This year its members are praying for peace and mourning the dead, worried too about violence even closer to home.

Early on Christmas Day, AFP journalists heard gunfire and sirens in nearby Jenin, the city that has seen near daily raids by Israeli forces.

“How can we celebrate?” said Nazeria Yousef Deabis, 76, who has lived in Zababdeh all her life and never known the atmosphere so somber.

There is no Christmas tree in her house.

“People don’t feel festive -- they’ve lost friends and relatives in Gaza,” she said. “The occupation [Israel] is destroying Jenin and children are being brutally killed.”

The Israeli army says its frequent raids in Jenin, especially on the adjacent refugee camp, target “terrorists,” but the Palestinian health ministry in Ramallah says many of the dead are civilians.

Israeli forces and settlers have killed more than 300 people in the West Bank since the start of the war, Palestinian health officials say.

Israel has occupied the West Bank since the Six-Day war of 1967.

‘We need peace’

The war broke out when Hamas fighters attacked southern Israel on October 7 and killed about 1,140 people, mostly civilians, according to an AFP tally based on Israeli figures.

Israel’s ensuing military campaign has killed at least 20,424 people, mostly women and children, according to Gaza’s health ministry.

The violence has had a knock-on effect on people’s livelihoods.

In Zababdeh’s hushed streets, Gabi Khadar’s Christmas decoration shop is crammed with unsold festive stock -- tinsel, boxloads of baubles and more than 20 plastic Christmas trees.

Not a single tree has been bought this year.

The 55-year-old Anglican Christian is now in debt and struggling to pay rent. He had to tell his children not to expect big gifts.

“My 16-year-old son understands,” Khadar said. “He told me he doesn’t need new trainers this Christmas -- he can make do with the old ones.”

Despite the circumstances, some religious services went ahead.

Father Elias Tabban, 50, led a solemn mass at the Catholic Church of the Visitation.

Hundreds of Palestinian Christians stood in the pews and sang in a show of unity as plumes of incense rose up through the church.

Tabban said the community had been devastated by the war in Gaza.

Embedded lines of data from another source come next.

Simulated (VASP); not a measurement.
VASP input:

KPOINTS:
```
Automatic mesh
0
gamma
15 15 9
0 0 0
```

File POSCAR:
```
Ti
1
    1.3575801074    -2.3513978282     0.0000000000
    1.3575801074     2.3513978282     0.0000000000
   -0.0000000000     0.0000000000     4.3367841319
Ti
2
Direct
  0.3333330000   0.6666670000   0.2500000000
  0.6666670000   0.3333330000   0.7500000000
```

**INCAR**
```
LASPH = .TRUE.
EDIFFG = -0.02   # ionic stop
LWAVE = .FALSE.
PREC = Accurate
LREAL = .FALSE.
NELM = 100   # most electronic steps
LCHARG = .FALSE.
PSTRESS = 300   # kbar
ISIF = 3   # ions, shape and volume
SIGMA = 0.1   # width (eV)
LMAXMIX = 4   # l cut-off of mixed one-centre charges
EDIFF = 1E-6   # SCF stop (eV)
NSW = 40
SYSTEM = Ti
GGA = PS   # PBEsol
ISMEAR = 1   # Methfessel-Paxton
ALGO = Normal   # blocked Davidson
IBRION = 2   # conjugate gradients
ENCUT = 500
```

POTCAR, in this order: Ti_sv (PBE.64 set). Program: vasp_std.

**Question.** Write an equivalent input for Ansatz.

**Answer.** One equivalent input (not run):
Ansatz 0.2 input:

One woman in Zababdeh had lost her two sisters along with their husbands and children when a bomb hit an Orthodox church there, he said.

People were also afraid their village could be the next target. “Everybody is thinking: ‘When is it our turn?’” Tabban said.

But Christmas offered a chance to rally around Palestinians in need and pray for an end to the violence, he said.

“We need peace more than ever before.”